In Pinter's A Book of Abstract Algebra, the reader is asked in Chapter 15 Exercise C5 to prove the following:
I've translated this (for my own benefit) into the following notation:
$\exists x \in G \backepsilon \langle Hx \rangle = G / H \iff \exists a \in G \backepsilon \forall g \in G, \exists n \in \mathbb Z \backepsilon ga^n \in H$
where the backwards epsilon is my notation for "s.t." and $H$ is a normal subgroup of $G$. Note that I changed the symbol-notation from $x$ to $g$ to avoid any confusion. I will adhere to the highlighted notation in my below steps.

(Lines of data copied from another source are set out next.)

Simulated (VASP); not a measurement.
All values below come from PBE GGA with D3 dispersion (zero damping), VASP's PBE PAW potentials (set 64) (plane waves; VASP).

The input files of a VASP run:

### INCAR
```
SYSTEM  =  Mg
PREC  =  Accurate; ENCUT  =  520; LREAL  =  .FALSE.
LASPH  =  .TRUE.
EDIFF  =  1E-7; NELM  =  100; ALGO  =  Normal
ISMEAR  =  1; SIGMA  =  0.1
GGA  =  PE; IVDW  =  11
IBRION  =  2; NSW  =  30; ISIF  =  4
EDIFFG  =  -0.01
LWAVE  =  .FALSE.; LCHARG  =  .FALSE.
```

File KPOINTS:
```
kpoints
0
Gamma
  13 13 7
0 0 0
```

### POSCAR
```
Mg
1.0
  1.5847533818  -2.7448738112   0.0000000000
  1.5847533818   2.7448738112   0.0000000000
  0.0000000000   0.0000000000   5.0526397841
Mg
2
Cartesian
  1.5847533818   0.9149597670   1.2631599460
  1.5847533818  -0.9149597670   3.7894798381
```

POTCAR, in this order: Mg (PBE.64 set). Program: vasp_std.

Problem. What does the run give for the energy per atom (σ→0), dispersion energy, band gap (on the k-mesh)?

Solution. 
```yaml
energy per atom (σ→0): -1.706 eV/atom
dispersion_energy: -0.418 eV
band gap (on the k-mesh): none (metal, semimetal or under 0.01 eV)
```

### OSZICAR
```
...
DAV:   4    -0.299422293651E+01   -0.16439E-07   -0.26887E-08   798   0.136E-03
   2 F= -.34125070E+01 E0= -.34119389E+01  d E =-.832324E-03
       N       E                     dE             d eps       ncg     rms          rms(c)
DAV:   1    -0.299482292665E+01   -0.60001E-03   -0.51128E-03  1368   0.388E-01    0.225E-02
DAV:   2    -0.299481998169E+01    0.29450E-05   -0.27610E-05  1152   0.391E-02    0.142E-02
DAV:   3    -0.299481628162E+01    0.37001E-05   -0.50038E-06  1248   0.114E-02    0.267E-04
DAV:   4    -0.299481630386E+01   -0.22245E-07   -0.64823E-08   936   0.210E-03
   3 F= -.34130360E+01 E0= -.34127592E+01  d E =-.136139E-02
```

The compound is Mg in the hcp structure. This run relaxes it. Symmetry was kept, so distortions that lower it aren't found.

The only theorem that I am also equipped with is the following:
$Ha=Hb \iff b \in Ha \ \land \ a\in Hb$
Pinter does not mention whether or not the elements have finite or infinite order…so I will show what I have thus far for the case of quotient groups whose elements have finite order (I have no clue how to even begin in the case of quotient groups whose elements have infinite order).
So…without further adieu:
Let $Hx$ be the coset that generates all other cosets in $G/H$.
Let $\operatorname{ord}(Hx)=m \ \ \ \ \ $(this is where the finite part came in)
Therefore $(Hx)^m = He$
Which means $(Hx^m) = H$
… and $x^m \in H$
This is where I get stuck. It seems to me the next step is to show that $\exists a \backepsilon \forall g, \exists n \backepsilon ga^n = x^m$ or $x^{mk}$, where $k$ is an integer. I include the $x^{mk}$ because if $x^m \in H$ then $x^{mk} \in H$ as well.
I still haven't used the fact that $Hx$ generates $G/H$ so I am guessing that $G/H = \{H, Hx, Hx^2, Hx^3, …, Hx^{m-2}, Hx^{m-1} \}$ is probably relevant.
Any thoughts? (Also, if there is a more general case that can be reasoned for infinite order, please feel free to comment). Cheers~
Best Answer
Suppose $G/H $ is cyclic, i.e. $G/H=\langle aH\rangle$ for some $a\in G $. Let $x\in G $. Then $x^{-1}H $ can be written as $a^nH $ for some positive integer $n$.But $x^{-1}H=a^nH$ iff $(x^{-1})^{-1}a^n=xa^n\in H $. Can you complete now?